Mobile networks have evolved tremendously in the last two decades. Indicators are showing that in future the internet and mobile traffic will increase at an exponential rate, and in the coming years the number of mobile devices connected to the network will surpass the number of people on planet “Earth”. By the year 2019 there will be nearly 1.5 devices per person (Cisco White Paper, 2015). In terms of coverage and data rates the expectations from users have also gone high. Users now expect to have high data rates with continuous and homogeneous coverage. Enormous growth in smartphones’ penetration, hunger of higher per user data rates, cheap data plans etc., act as a catalyst for the multifold increase in capacity demand. To fulfill the requirement of services of such a large number of connected devices, a mobile network needs to provide a huge capacity. There are several ways by which the network capacity can be enhanced e.g. by adding more spectrum, by site densification as shown in references (Bhushan et al., 2014; Yunas, Valkama, & Niemelä, 2015; Richter & Fettweis, 2010; Hiltunen, 2011), by sector densification i.e. higher order sectorization (Sheikh & Lempiainen, 2013) (Sheikh, Ahnlund & Lempiainen, 2013), by deploying heterogeneous network i.e. mix of macro, micros, femtos and picos (Hwang, Song & Soliman, 2013) (Soh et al., 2013), by using Multiple Input Multiple Output (MIMO) antennas using spatial multiplexing (Sheikh, Jagusz, & Lempiainen, 2011), by using smart adaptive antennas, by using higher order modulation and coding scheme etc. However, this paper focuses only on site densification and higher order sectorization. In heterogeneous networks, still a macro layer is considered as a baseline layer for providing a basic coverage and capacity to the users. Therefore, in this paper a special attention is given to macro and micro sites only.
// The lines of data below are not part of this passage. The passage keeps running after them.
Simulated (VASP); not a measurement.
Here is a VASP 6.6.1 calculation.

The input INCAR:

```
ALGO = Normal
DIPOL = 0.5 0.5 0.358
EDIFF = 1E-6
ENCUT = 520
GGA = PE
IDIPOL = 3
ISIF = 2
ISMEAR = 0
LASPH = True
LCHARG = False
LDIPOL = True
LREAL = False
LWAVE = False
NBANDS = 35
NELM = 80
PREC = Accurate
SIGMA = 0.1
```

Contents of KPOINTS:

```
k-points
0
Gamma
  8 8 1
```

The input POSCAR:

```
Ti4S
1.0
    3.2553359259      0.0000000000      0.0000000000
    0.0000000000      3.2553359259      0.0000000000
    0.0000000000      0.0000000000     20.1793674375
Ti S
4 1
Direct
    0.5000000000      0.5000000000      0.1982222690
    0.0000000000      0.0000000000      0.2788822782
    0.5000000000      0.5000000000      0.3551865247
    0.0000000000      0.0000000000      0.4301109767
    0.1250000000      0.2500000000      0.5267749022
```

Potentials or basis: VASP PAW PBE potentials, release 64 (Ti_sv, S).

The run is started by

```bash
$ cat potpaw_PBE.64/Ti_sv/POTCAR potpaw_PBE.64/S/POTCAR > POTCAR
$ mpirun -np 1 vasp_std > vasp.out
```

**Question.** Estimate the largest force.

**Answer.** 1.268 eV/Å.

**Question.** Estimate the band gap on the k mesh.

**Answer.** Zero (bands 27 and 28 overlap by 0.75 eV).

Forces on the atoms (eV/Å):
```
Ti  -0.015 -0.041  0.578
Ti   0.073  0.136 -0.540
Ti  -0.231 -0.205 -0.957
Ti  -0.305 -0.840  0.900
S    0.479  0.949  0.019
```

Frequency spectrum is the scarce and limited resources. Therefore, most of the time adding a spectrum is not a possible solution for the mobile operators. However, to increase the network capacity, we can reuse the allocated spectrum as frequently as possible. By increasing the site density in a certain geographical area, the intersite distance between the sites is reduced. It means that more often the same frequency resources can be reused which can result in larger system capacity. Theoretically, an increase in the capacity of a network should be directly proportional to the increase in the density of sites. However, it is reported by (Yunas et al., 2015) and (Yunas et al., 2013) that the gain of site densification starts to saturate in dense networks due to severe interference coming from the neighboring sites. In real networks, sometimes the identified site location in nominal plan is not available for acquisition or landlord does not allow placing an antenna mast there. In such situation, the higher order sectorization is a feasible solution to increase the site capacity without adding an additional site. In case of higher order sectorization the number of sectors at an existing site is increased from three to six sectors or even higher. From the OPEX and CAPEX point of view, the higher order sectorization is an attractive solution for mobile operators (Sheikh & Lempiainen, 2013) (Sheikh, Ahnlund, & Lempiainen, 2013).